This week Texas Governor, Greg Abbott, appeared on Fox News and said that renewable energy had caused the blackouts: “Wind and solar got shut down,” he said. “They were collectively more than 10% of our power grid, and that thrust Texas into a situation where it was lacking power on a State-wide basis.”
Former Energy Secretary Rick Perry also pointed to frozen wind turbines and warned that this crisis showed the perils of promoting renewable energy. The Texas Public Policy Foundation, a conservative think tank with ties to the fossil fuel industry, alleged that the storm “never would have been an issue had our grid not been so deeply penetrated by renewable energy sources.”

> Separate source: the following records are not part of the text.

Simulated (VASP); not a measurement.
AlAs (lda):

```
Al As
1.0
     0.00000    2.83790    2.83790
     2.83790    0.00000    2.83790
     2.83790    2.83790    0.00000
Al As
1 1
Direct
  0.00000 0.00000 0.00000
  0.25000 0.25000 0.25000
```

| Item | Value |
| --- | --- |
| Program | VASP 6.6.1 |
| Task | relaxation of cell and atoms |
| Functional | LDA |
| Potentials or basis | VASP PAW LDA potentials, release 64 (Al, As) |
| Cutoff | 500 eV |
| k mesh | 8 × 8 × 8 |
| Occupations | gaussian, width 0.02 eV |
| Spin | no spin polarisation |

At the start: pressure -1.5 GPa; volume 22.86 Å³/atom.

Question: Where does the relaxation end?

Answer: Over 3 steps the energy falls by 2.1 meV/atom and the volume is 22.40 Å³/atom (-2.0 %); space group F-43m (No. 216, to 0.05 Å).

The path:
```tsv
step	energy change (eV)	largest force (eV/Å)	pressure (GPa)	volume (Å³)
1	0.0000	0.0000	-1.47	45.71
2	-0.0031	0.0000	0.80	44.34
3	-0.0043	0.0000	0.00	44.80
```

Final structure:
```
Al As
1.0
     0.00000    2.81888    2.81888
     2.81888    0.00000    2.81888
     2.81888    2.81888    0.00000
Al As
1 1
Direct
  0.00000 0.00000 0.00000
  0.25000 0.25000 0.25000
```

It is true that the extreme cold has forced many kinds of energy generation offline, including wind turbines that have frozen. But the grid operators have said that it does not make sense to pinpoint blame on any one source of electricity generation. “It was across the board,” says Bill Magness, the president and CEO of ERCOT, or the Electric Reliability Council of Texas. “We saw coal plants, gas plants, wind, solar, all of our resources trip off and not be able to perform.”
The storm knocked about a third of the state’s generating capacity offline. Contrary to criticism made, the drop in power supply was attributable to all energy sources.
The claims regarding renewables are misleading as they do not confront the root cause, record cold temperatures that affected the generation and transportation of all fuel types, combined with poorly designed infrastructure which prevented the state of Texas to obtain electricity from elsewhere due to its isolated electricity grid structure.
Texas is the only state in the United States that runs a stand-alone electricity grid. As a result, during critical weather events like the storm, most of Texas cannot connect to other grids, drawing electricity from elsewhere when needed.
The question now is whether political fallout from the power blackouts will slow the state’s momentum toward a greener grid.
The crisis is likely to influence the debate over how to ‘green’ power supplies in Texas and beyond for years to come. However, many analysts expect that, despite the concern and criticism raised by mainly Republican Texans, renewable projects will continue to be developed at a brisk pace.